How to generally characterize $\operatorname{Tor}_1$?

Question

There's this well known characterization of the first $\operatorname{Ext}$ group of two objects in a abelian category:

There is an isomorphism between $\operatorname{Ext}^1(B,A)$ and the group of equivalence classes of short exact sequences of the form $A \hookrightarrow \_\_ \twoheadrightarrow B$. If $A$ and $B$ are abelian groups, these are called the group extensions of $B$ by $A$.

For $\operatorname{Tor}_1$ I've seen a similar result for an $R$-module $M$,

$$\operatorname{Tor}_1(R/(r), M) \cong \{m \in M \mid rm = 0\} \,.$$

But this isomorphism is pretty particular compared to that characterization of $\operatorname{Ext}^1$. Can we say something about $\operatorname{Tor}_1$ that's more general and crisp like the corresponding statement about $\operatorname{Ext}^1$? Something about $\operatorname{Tor}_1(B,A)$ for $A$ and $B$ in any abelian tensor category perhaps? Or just anything more general than the above statement in $R$-mod? Looking at the page for this question here, I'm hoping that there actually is something nice to say since we're looking just at $\operatorname{Tor}_1$ instead of looking at $\operatorname{Tor}_n$ in general.

Answer 1

I don't think there's much hope for such a characterization. An important difference between Ext and Tor is that Ext makes sense in any abelian category, but Tor requires more structure to make sense, namely a bilinear tensor product. A more highbrow difference is that Ext involves maps in the derived category and so is related to representable functors in a derived sense while Tor is not.

Answer 2

In the case of abelian groups, $\operatorname{Tor}_1$ is the torsion product, presented by generators and relations in a similar fashion to the tensor product.
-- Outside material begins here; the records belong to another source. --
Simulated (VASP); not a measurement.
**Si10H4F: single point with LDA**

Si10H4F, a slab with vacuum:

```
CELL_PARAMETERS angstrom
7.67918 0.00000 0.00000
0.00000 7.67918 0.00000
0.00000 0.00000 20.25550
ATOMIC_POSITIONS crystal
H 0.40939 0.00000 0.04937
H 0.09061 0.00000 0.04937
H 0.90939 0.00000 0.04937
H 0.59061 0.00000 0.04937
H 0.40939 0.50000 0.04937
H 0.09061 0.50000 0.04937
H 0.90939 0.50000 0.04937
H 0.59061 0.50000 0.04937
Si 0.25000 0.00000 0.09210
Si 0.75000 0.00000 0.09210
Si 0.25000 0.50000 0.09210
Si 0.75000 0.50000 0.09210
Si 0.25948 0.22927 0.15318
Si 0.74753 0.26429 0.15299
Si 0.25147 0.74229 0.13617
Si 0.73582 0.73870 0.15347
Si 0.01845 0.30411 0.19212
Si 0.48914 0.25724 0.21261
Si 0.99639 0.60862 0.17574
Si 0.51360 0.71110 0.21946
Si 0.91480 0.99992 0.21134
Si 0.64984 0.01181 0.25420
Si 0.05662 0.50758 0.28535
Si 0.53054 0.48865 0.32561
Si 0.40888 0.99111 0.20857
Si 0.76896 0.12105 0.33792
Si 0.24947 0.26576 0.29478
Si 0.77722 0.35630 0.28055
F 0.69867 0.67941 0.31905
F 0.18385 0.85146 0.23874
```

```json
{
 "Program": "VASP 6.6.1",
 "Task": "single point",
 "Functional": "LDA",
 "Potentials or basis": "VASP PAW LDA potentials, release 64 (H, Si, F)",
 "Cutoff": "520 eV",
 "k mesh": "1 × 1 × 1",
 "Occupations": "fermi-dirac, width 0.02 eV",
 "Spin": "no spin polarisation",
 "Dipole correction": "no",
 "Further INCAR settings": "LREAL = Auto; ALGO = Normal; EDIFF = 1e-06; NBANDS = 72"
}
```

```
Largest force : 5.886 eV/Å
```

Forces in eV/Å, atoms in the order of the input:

$\operatorname{Tor}(A,B)$ is presented by taking generators to be symbols of the form $(a, n, b)$ where $n$ is a positive integer, $a$ is an $n$-torsion element of $A$ and $b$ is an $n$-torsion element of $B$, and the families of relations are:

$$ (a+a', n, b) = (a, n, b) + (a', n, b) $$ $$ (a, n, b + b') = (a, n, b) + (a, n, b + b') $$ $$ (a, mn, b) = m(a, n, b)$$

whenever all of the terms in the identity are defined. The relation to the usual description is that if we have a free resolution $$ 0 \to A_1 \to A_0 \to A \to 0 $$ then the boundary map is

$$ \operatorname{Tor}(A,B) \to A_1 \otimes B : (a, n, b) \mapsto (n \tilde{a}) \otimes b $$

where $\tilde{a} \in A_0$ is any preimage of $a \in A$.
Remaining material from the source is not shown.